Anyone purchasing a car these days does more than kick the tires. Buyers can easily find second opinions, from auto mechanics to Internet reviews. Such diligence is part of being responsible for one’s actions.
Yet that fundamental idea of taking personal responsibility in a risky venture can easily be thrown to the winds in times of tragedy, such as a natural disaster or a financial crisis. Blaming others then becomes the norm.
A few recent court cases illustrate the point.
One is last week’s sentencing in Italy of six seismologists and an ex-official to six years in prison on charges of manslaughter for their alleged failure to predict a 2009 earthquake that left more than 300 people dead.
The seven men were convicted of “inexact, incomplete, and contradictory” information about the risks posed by tremors in the weeks before the magnitude-6.3 quake. No one was charged for not following standards in building houses with quake-resistant materials.
That case is being compared to a string of lawsuits in the United States against banks for allegedly failing to reveal the quality of home mortgages sold to investors as securities.

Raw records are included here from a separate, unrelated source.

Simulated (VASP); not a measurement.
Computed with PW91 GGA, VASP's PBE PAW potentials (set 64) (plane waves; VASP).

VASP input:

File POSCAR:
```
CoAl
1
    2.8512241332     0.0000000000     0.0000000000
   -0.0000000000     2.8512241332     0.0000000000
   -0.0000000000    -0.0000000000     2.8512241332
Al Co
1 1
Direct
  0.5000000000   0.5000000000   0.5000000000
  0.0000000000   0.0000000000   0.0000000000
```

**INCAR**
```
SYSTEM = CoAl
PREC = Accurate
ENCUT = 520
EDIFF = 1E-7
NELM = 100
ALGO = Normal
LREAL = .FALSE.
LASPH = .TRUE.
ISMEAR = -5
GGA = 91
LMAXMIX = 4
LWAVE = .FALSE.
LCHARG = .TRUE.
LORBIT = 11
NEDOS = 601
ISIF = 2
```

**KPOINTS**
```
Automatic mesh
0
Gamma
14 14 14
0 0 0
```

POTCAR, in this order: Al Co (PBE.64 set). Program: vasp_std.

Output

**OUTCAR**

The latest suit, brought by the US Justice Department, charges officials at Bank of America and its subsidiary, Countrywide, with not providing adequate information to Fannie Mae and Freddie Mac about home loans sold to the mortgage giants between 2007 and 2009.
In other words, Fannie and Freddie, two of the world’s largest financial institutions, were allegedly duped by the bank after deciding not to “kick the tires” – or review the mortgages themselves to see if they might be shaky investments.
In a similar suit against JPMorgan Chase, the biggest US bank, the government claims the bank “failed to fully evaluate the loans, largely ignored the defects that their limited review did uncover, and kept investors in the dark about both the inadequacy of their review procedures and the defects in the underlying loans.”
These suits have yet to convince a court of outright lies by big banks in reselling bad mortgages, which would constitute fraud. Like the Italian court case, they instead imply that bank officials should have known that they were passing on information about mortgages that turned out – in hindsight – to be hugely risky to the entire financial system.
Wall Street had its own convulsion in 2008 when enough people saw just how many mortgages had been signed by home buyers who likely couldn’t afford them. The financial meltdown has resulted in endless finger-pointing.
Fannie and Freddie themselves are accused of encouraging the easing of mortgage standards during the housing boom. The Federal Reserve, too, is accused of loosening credit too much. Up and down the chain of those involved in home loans, from Congress to home buyers, few people are taking responsibility for contributing to the crisis.
The practical result of this ducking for cover and assigning blame to others is that society finds it difficult to rely on those charged with assessing risk. Experts and officials in charge of problems such as terrorist attacks, natural disasters, or health warnings may decide not to speak out for fear of being sued.
It may be a long time, for example, before seismologists in Italy or elsewhere try to make a best-guess prediction on an earthquake. In the US mortgage industry, banks have become very reluctant to lend for fear of being charged as not being diligent about checking a borrower’s creditworthiness or not providing enough information in the reselling of loans.
When individuals, either in signing a mortgage or buying them in bulk as Wall Street did, don’t take responsibility for due diligence in their choices, it can be difficult to reform institutions or an industry. Fannie and Freddie need major reform, for example, yet they remain in expensive limbo under government care because of wide differences in Washington over who created the mortgage mess.
Many decisions in life require making a difficult call on the outcome. Just ask the recent substitute referees in the National Football League. Yet we can’t let someone off the hook for making a decision that bounces back badly on them. Sometimes assigning blame means pointing a finger back at ourselves.